Hilarious hijinks and hoofball? The real story of Wimbledon's Crazy Gang

Think you know everything about the original Wimbledon's rise to the top? Think again. Basset, Noades, Sanchez and Fairweather tell FFT the inside story...

It’s funny how things work out.

AFC Wimbledon's underdog tale bears all the hallmarks of a unique, triumph-over-adversity potboiler, with a victorious march through the non-league divisions taking them to within swinging distance of the club owners who took away their team in the first place. At first, playing MK Dons was a dream; the reality was all about survival. Now they've managed both, it's onto bigger things – promotion to the third tier is the long-term aim, but first, this weekend's FA Cup repeat of the 1988 Final in which the Dons conquered Liverpool against all odds.

But the truth is, this story isn’t unique at all. In fact, it happened to the very same outfit over 30 years ago: the original Wimbledon achieved a near-identical feat when they 
were elected to the Football League in 1977.

AFC will have to go some to match the achievements of Wimbledon Mk1. Within nine years of earning election to the Football League, they had charged all the way up to the top flight.

If their arrival in the old First Division was seen as something of a shock, victories against the likes of Liverpool, Tottenham, Manchester United and Aston Villa, culminating in a sixth-place finish – a position worthy of a place in Europe today – and subsequently an FA Cup victory, was the stuff of pure fantasy.

“We were a fairy tale, but our fairy tale was supposed to end with us going straight back down,” says legendary Dons manager Dave ‘Harry’ Bassett. “That didn’t happen and nobody liked the fact that little Wimbledon came up and managed to stay up. By the end 
of that first season in the top flight, we were like a wasp in the room to the division’s other teams.”

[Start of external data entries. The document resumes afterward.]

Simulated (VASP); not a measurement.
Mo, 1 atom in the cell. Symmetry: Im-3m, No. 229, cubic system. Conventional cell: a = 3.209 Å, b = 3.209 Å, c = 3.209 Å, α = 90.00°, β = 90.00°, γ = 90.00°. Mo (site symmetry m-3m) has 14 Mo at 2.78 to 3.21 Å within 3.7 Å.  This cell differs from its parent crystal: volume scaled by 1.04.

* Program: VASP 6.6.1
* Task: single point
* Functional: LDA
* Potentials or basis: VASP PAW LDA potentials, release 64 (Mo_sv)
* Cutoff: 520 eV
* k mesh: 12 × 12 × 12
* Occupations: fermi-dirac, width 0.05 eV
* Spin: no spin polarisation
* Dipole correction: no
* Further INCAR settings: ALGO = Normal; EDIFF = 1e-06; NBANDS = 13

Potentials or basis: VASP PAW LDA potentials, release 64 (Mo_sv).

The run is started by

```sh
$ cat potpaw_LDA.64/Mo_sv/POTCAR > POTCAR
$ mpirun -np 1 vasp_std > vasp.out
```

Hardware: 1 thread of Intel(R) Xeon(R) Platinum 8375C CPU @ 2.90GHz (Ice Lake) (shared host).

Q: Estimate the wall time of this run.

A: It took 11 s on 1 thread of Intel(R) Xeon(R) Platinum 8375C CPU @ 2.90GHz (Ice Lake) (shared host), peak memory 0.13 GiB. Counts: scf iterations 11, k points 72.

“Our floodlights were crap”

The early blueprints for Wimbledon’s successes were drawn up by former chairman Ron Noades, who would later own Crystal Palace and secure Wimbledon's controversial groundsharing move there when they left Plough Lane in 1991.

Already an amateur team of some repute since forming in 1889, the Dons turned semi-pro in 1964/65 on entering the old Southern League (at non-league’s highest regional tier). They became the first non-league team that century to beat a top-flight club in the FA Cup, when Burnley were dispatched at Turf Moor in the 1974/75 season.

In the next round they drew with champions Leeds at Elland Road before losing the replay. That season, they won the Southern League, retaining it in 1976 and again in 1977. The Dons were banging at the door of the Football League.

Noades later managed Brentford on a full-time basis

However, in the years before automatic promotion, getting elected to the old boys' club wasn’t easy. Wimbledon had to prove they were capable hosts for pro football – which is where Noades’ entrepreneurial skill came in.

“Our floodlights were crap,” he explains. “When we produced a brochure to assist our promotion campaign I put a picture of an evening game in there with the lights on. Underneath I wrote, ‘An evening game at Plough Lane showing the quality of the floodlights’. Everybody read it as meaning they were fantastic when they were awful. There was a lot of kidology involved.”

It worked: Wimbledon were elected and the Crazy Gang was born, though they were soon to experience the first hiccups that arrive with the first flushes of professionalism.

Defender Dave Donaldson, for example, had signed from Walton & Hersham and was on £14 a week; he’d previously supplemented his income with a well-paid job at British Airways. To keep him happy initially, the club – and BA – created a timetable which allowed him to fulfil both roles.

Donaldson (right) juggled a job for British Airways with his Wimbledon career

By the time the Dons were preparing to play in the Fourth Division in 1977, everyone in the team was on a full-time contract – everyone, that is, apart from Donaldson. At 36, and with little else to fall back on, he was reluctant to abandon his post-football career. The club kept him on, however, and Donaldson maintained an air of professionalism: if he was ever stuck in London and looking unlikely to make an evening kick-off in some faraway corner of the north, he’d hop on a plane to get there.

But even as they played their first games in Division Four, Noades realised the club would be unable to compete in the transfer market – so he set up a youth development programme. “We didn’t have a lot of money,” he says. “A lot of our team that did so well in the First Division came from our youth system,” says Bassett. “We had an academy before they became fashionable.”